The government department in charge of chasing employers over holiday pay arrears has yet to pay its own staff – two years after it first agreed to remedy past breaches.
The Ministry for Business, Innovation and Employment (MBIE), which includes the Labour Inspectorate, initially reached an enforceable undertaking in March 2016 over Holidays Act breaches which have been widespread across New Zealand employers.
The issues centre around the fact that there are two ways to calculate holiday pay – either on the basis of ordinary weekly pay or an employee’s average weekly earnings over the past 12 months.
Employers must pay whatever gives the employee the most money.
But employers who calculate holiday pay based on an employee’s contracted hours can get caught out if that person does variable hours or earns a commission or other variable pay.
Dawn Bowden, general manager financial control at MBIE, said it took actions after the first agreement and then negotiated a second agreement in October 2016 which anticipated that calculations would be completed by June last year.
“However, the complexity of the calculations and ongoing discussions with the Labour Inspectorate led to a mutual agreement to vary the timeframes.
“MBIE is currently working to complete remediation as soon as possible in the first half of 2018.”
The issue affects more than 9000 current and former staff and dates back nine years.
MBIE’s Labour Inspectorate is taking two employers to court over their failure to comply with the Holidays Act and has agreed deadlines with a further 64 employers.
Despite being part of MBIE the Labour Inspectator says it is not giving any special treatment or allowances to the government department.
Stu Lumsden, Labour Inspectorate national manager said: “[We] can reassure the public with full confidence that MBIE has been treated no differently to any of the 155 other employers audited between July 2012 and September 2017 in relation to Holidays Act non-compliance.”
Lumsden said in order to ensure its independence it had sought legal advice to ensure its actions were impartial and appropriate.
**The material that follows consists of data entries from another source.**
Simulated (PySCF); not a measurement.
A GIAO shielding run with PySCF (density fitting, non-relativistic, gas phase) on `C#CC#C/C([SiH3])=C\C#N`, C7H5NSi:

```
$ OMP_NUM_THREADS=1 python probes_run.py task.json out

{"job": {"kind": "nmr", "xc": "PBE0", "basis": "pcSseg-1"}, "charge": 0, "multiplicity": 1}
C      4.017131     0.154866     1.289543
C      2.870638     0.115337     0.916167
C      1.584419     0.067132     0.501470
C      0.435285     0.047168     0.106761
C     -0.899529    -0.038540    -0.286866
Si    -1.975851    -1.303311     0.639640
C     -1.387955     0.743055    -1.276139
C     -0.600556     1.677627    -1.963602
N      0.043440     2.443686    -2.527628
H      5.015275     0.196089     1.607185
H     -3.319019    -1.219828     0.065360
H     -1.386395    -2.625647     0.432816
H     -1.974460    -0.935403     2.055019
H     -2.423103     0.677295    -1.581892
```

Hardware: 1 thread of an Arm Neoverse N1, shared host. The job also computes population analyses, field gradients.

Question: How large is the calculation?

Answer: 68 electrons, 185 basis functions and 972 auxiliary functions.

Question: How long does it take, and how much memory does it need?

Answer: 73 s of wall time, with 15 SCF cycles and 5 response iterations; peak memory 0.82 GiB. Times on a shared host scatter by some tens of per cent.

While an enforceable undertaking had a deadline, these were not set in stone, he added.
“An enforceable undertaking is a voluntary commitment, so while there are deadlines, these may shift to reflect what arises while an employer seeks to address these issues,” he said.
“What is most important during this process is the employers engagement and continued commitment to addressing any non-compliance.”
Lumsden said the length of time it gave employers to work through the process and pay arrears varried according to the number and seriousness of the breaches.
“With regards to this stream of work on Holidays Act non-compliance, the Inspectorate is focused on supporting employers to comply through our government-industry work streams, audits and investigations, and education and information efforts.
“The nature of the compliance issues at hand means an enforcement approach, such as referral to the Employment Relations Authority, is only used where an employer has made little to no effort to comply after committing to an enforceable undertaking.”
He confirmed MBIE was not one of the employers it was taking to the Employment Relations Court.